The Training Plan
A training plan is a class that defines the federated model training. It is responsible for providing base methods which allow every node to perform the training. In Fed-BioMed, each ML framework provides its own training plan which will be inherited by the child class that you create for your custom model. For instance, PyTorch's training plan requires inheriting the torch.nn.Module
, while the training plan for Scikit-Learn only needs dependencies based on the method that is going to be used for training. In addition, their training processes will also differ. Therefore, Fed-BioMed provides different training plans for different ML frameworks.
The constructor method (__init__
)
The constructor method of the training plan allows you to initialize your model class based on the attributes that you are going to use for your model. For instance, if you are working on PyTorch you can define your layers in the constructor method as you did for the classic PyTorch models. Since your model will be trained on different nodes, the constructor method initialized with the model arguments which are sent to the nodes by the experiment. An example constructor is shown below for PyTorch.
class MyTrainingPlan(TorchTrainingPlan):
def __init__(self, model_args: dict = {}):
super(MyTrainingPlan, self).__init__(model_args)
# model_args should match the model arguments to be passed below to the experiment class
self.in_features = model_args['in_features']
self.out_features = model_args['out_features']
self.fc1 = nn.Linear(self.in_features, 5)

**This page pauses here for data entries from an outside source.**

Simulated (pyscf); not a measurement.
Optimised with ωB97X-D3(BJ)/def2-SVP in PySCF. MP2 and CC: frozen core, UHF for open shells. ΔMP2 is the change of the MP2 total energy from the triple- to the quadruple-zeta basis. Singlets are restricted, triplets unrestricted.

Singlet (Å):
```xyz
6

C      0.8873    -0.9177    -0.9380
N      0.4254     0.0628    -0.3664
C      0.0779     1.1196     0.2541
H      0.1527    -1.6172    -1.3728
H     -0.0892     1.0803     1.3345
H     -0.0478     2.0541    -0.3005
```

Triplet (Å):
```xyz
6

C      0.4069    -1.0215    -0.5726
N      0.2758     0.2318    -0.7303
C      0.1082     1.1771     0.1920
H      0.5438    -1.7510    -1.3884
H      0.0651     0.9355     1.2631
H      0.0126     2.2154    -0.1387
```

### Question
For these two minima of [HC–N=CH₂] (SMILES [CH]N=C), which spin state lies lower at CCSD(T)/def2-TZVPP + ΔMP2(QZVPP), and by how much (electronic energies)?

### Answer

self.fc2 = nn.Linear(5, self.out_features)
forward
The forward
method is where the feed-forward operation is defined. This method has to be defined by the researcher t o be able to get input data and return the output throughout the network layers. It is necessary for model training under the PyTorch framework.
training_step
The training_step
method of the training class defines how the cost is computed by forwarding input values through the network and using the loss function. It should return the loss value. By default, it is not defined in the parent TrainingPlan
class: it should be defined by the researcher in his/her model class, same as the forward
method.
An example of training step for PyTorch is shown below.
def training_step(self, data, target):
output = self.forward(data)
loss = torch.nn.functional.nll_loss(output, target)
return loss
training_data
The method training_data
defines how datasets should be loaded in nodes to make them ready for the training. By default, this method stays as a reference method, and it needs to be overwritten by the child class that you will create.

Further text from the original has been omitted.